TJX Data Breach: Ignore Cost Lessons and Weep
While monetary costs from a massive data breach are bad enough, the damage to reputation and the resulting loss of business can be considerable. The recent indictment of the TJX hackers underscores how your company may be at risk, explain security experts.
CIO — The Department of Justice's indictment of 11 people for hacking nine major U.S. retailers and the theft and sale of more than 40 million credit and debit card numbers highlights the global scope of today's hacker threat. While monetary costs are bad enough, the damage to reputation and the resulting loss of business can be considerable.
According to the Associated Press, the indictment alleges that the hackers installed programs to capture card numbers, passwords and account information, and then concealed the data in computer servers that they controlled in the U.S. and Eastern Europe.
Considerable Costs to the Business
"If you take those 41 million cards and assume a one-to-one ratio with each card to an electronic file, and multiply 41 million by the $300 plus it costs to recover the information per file, you have about $12.3 billion in costs," says MacDonnell Ulsch, director of technology risk management and privacy expert for Jefferson Wells, a global provider of professional services. That's before getting into legal settlements, civil litigation costs and so forth. "It is a big problem."
"Potential consumer backlash from this incident is another key aspect to consider," says Kevin Newmeyer, worldwide principal of strategic security and counterterrorism at Unisys. "The Unisys Security Index, for example, reveals that 70 percent of U.S. consumers are significantly concerned about someone stealing their identity and misusing personal information. These also rank as the top consumer security concerns globally."

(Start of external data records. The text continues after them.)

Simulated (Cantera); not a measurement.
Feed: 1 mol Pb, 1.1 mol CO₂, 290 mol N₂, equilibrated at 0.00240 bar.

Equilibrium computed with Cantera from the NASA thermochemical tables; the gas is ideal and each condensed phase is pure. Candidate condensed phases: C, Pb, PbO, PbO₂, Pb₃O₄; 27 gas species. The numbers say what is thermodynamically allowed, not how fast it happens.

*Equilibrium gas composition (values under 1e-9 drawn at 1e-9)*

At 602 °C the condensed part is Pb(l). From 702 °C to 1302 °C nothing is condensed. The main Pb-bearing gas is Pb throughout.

Companies that fail to take steps to secure electronic data will face direct costs of loss of client information and perhaps, more important, the trust of their customers, notes Newmeyer. However, guarding personal information will give a business advantage in a competitive marketplace.
"How companies manage risk is critical, and the outcome can hurt financially or it can hurt their reputation, which places a long-term problem in front of a company because it will have to regain the integrity that has been taken from its customers," adds Ulsch.
An Escalating Threat
While much still remains unknown, experts believe it's likely that the global scope of this case may just scratch the surface. Some speculate that today's hacker threat may be a much larger issue that involves organized crime, international narcotics trafficking and even terrorist financing.
"It gives us a very good view into the geographic distribution, jurisdictional issues and the complexity of identity theft today, because it involves multiple nations, different types of privacy laws, and is an example of the complexity involved in pursuing the 'bad guys' who are often part of a global organized crime effort for identity theft," says Ulsch.